The Large Hadron Collider, which is run by the European Organization for Nuclear Research, lies in a 27-kilometre-long underground circuit beneath the French-Swiss border and is set to begin low-energy operations on Sept. 10.
It has attracted worldwide attention, in part because it has been a costly project, with a total budget of $9 billion. But it has also raised fears among the general populace about the potential dangers of such a large experiment.
Those fears are unfounded, wrote the safety assessment group for the LHC in a study published Friday. The safety group said its latest review should dispel fears of universe-gobbling black holes or anti-matter destroying the Earth.
If particle collisions like the ones created at the LHC had the power to destroy the Earth, such interactions would have wiped out the planet long ago, the group wrote Friday in the Journal of Physics G: Nuclear and Particle Physics.
"Nature has already conducted the equivalent of about a hundred thousand LHC experimental programs on Earth – and the planet still exists," they wrote.
It's the second such study by the safety assessment group. The first study, published in 2003, came to similar conclusions.

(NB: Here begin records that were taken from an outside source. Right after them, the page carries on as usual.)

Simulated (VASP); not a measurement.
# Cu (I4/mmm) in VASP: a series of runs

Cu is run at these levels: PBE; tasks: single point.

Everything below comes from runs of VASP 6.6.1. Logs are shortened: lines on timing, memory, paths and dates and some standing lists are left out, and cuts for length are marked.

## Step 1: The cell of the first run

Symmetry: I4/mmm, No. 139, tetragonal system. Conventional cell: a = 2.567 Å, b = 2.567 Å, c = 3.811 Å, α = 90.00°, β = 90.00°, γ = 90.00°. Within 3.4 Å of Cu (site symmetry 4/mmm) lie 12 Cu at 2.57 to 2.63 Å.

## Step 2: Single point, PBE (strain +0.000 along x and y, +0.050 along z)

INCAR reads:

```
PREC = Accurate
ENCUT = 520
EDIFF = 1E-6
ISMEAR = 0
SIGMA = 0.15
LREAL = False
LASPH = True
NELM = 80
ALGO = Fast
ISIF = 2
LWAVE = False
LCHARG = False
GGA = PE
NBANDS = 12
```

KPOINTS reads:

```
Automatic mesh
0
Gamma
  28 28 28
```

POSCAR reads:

The collider will use a ring of super-cooled magnets to push two proton beams to speeds and energies never before reached under controlled conditions, crashing the protons into one another to create and detect a host of new particles.
It is expected to be the most powerful tool yet for physicists hoping to uncover the secrets behind the laws of the universe, both on the tiny scale of quantum mechanics and the huge domain of galaxies and black holes.
Physicists from universities across Canada will be involved in the LHC's operations through the ATLAS experiment, one of two main experiments studying the results of proton-on-proton collisions.